5 History and related documents
5.1 Similar documents
When I first wrote the first version of this document in March, 2001,
it was because I not only was fed up with people sending me unwanted
MS-Word documents, but because I was tired of explaining repeatedly
why I objected to them. I wrote this to be part of a canned
response.
Being remarkably lazy, I didn't want to investigate and write this up
if someone else had already written something. So I did a little bit
of searching for documents like this. I knew from personal
communication that while I am in a minority there is a substantial
minority which feels exactly the same way. I expected that someone
would have already written something like this document.
I didn't find any when I looked, but clearly I didn't look carefully
enough. I have since been informed of others that I've missed. I
list them here, along with some which were written after my document.
- plaintext: In praise of practical e-mail hygiene
-
This is Martin Vermeer's essay. It covers the same points as
mine but goes deeper into trying to persuade people to be
better network citizens.
http://www.netby.dk/Oest/Europa-Alle/vermeer/plain.html
- We can put an end to Word attachments
-
This is an article by Richard M. Stallman advocating efforts like
mine to discourage people from sending MS-Word documents. The
article itself is aimed at those who already know that Word
attachments are wrong.
http://www.gnu.org/philosophy/no-word-attachments.html
- Sincere Choice
- This is the
home page of the Sincere Choice platform who say "We believe
that there should be a fair, competitive market for computer
software, both proprietary and Open Source."
http://sincerechoice.com/
The Sincere Choice principles of
open
standards and
interoperability
underly much of what has been stated here.
http://sincerechoice.com/Principles/Open_Standards.html
http://sincerechoice.com/Principles/Choice_Through_Interoperability.html
- Open Data Format Initiative
- This is an
attempt to encourage software companies to fully document the formats
of their data files. To paraphrase earlier words of the founder of
this initiative, if you own the data in the PowerPoint presentation
you created, why should you need a license from Microsoft to get at your
presentation?
http://odfi.org/
- Miksi on
typerää postittaa sähköpostin...
-
As you can see, this detailed essay and analysis by Juhapekka
Tolvanen is in Finnish. I don't read that language, but there are
some useful links from that. He comes up with a very useful
analogy, which I will rephrase more harshly: Using MS-Word is
like smoking; emailing those files is like blowing smoke into
other people's faces.
http://www.cc.jyu.fi/~juhtolv/mswordmail.html
- MS-Word?
nom obrigado
- A similar document to mine, available in
Portugues and Galician, by Ramón Flores d'as Seixas. While this
document is based on the others listed here, it also adds points
about what makes a good document exchange format. It also
discusses the values of standards of exchange in terms of
establishing a level playing field. The Galician is pretty much
readable to those who can read Spanish.
http://members.tripod.com.br/ramonflores/word/index.html
- Brave new Word
-
A similar document in Norwegian, a language I can't read. Written
by Thomas Gramstad. It has some links at the end that might be
useful to people who don't read Norwegian.
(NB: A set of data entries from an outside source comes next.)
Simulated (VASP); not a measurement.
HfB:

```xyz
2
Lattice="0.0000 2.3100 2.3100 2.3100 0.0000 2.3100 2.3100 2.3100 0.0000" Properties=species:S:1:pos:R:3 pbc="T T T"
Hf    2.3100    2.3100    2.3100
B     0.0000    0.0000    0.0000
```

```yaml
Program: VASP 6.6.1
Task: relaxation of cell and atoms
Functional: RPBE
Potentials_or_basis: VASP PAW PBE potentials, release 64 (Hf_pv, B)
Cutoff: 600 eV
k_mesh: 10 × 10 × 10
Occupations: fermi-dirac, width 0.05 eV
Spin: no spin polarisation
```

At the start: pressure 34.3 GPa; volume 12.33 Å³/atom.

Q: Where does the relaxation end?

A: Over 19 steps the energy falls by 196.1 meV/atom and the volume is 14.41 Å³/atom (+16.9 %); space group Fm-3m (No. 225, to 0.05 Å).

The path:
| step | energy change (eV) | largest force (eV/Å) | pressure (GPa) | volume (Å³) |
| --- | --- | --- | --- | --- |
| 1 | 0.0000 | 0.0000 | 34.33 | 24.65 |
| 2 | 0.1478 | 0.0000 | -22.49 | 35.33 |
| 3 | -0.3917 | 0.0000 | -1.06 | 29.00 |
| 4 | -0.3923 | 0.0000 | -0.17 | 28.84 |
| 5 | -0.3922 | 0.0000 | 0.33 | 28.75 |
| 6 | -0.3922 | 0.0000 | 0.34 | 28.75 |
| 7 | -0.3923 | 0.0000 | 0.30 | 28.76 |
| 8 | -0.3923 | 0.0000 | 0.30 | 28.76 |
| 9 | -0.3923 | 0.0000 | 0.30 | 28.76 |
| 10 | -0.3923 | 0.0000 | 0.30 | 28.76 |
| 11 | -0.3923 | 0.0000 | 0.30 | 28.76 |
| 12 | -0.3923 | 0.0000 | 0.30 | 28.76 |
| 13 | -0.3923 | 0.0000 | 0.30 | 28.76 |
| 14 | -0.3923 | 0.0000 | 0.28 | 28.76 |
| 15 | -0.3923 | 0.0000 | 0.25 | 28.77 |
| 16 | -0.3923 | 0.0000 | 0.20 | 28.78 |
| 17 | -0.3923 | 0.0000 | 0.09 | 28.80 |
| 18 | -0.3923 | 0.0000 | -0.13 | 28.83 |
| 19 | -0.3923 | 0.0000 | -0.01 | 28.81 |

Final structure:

http://www.efn.no/brave-new-word.html
- Avoid
E-Mail attachments, especially Microsoft Word
-
A similar document to this, but much shorter. It gives some brief
instructions to MS-Word users on alternatives they can use for
document exchange.
http://bcn.boulder.co.us/~neal/attachments.html
- Elektronische
infomatieoverdracht binnen de VU-organisatie: Het gebruik van e-mail en
MS Word (PDF)
- A document in Dutch by
Reinout van Schouwen. Also it is
directed internally.
http://www.cs.vu.nl/~reinout/word-attachments.pdf
5.2 Rants about MS-Word
The focus of this document has been on the misuse of Word for document
exchange. It is geared toward MS-Word users to encourage them to send
documents in other formats, even if they continue to use Word for
document production. It should be noted, however, that those
individuals who are most annoyed by receiving MS-Word files for
document exchange are those who do not regularly use MS-Word. None
the less, it is hoped that fans of MS-Word will recognize that
whatever its virtues, it is not a document exchange format.
The arguments I've presented stand even if MS-Word were a good tool
for document preparation. However, I'd also like to point to some
documents which argue (correctly in my view) why MS-Word is a bad
choice of document preparation system and not just a bad choice of
document exchange format.
- Word
Processors: Stupid and Inefficient
- by Allin Cottrell
discusses what is wrong with What You See is All You Get systems
using visual mark-up, as opposed to the far more reasonable
structural system where you separate the tasks of controlling the
appearance from the task of writing the content.
http://www.ecn.wfu.edu/~cottrell/wp.html
- No Proprietary
Binary Data Formats
- by Sam Steingold. This discusses the
dangers of keeping important data in formats which require
restricting and licensed software to recover. MS-Word is a
proprietary and secret document format. You are trusting your
future access to you own documents to the whim of a persistent
monopolist.
http://www.podval.org/~sds/data.html
5.3 Reaction so far
As far as I can tell my campaign has met with little success so far
(January 2002) other than a few people taking some care to send me RTF
documents instead of MS-Word documents, with no change in their
general practice. If I get any response at all it is typically
"Well, you're right but I'm going to stick with my current
practices." I find that disappointing, particularly when people
acknowledge the correctness of the ethical argument I make.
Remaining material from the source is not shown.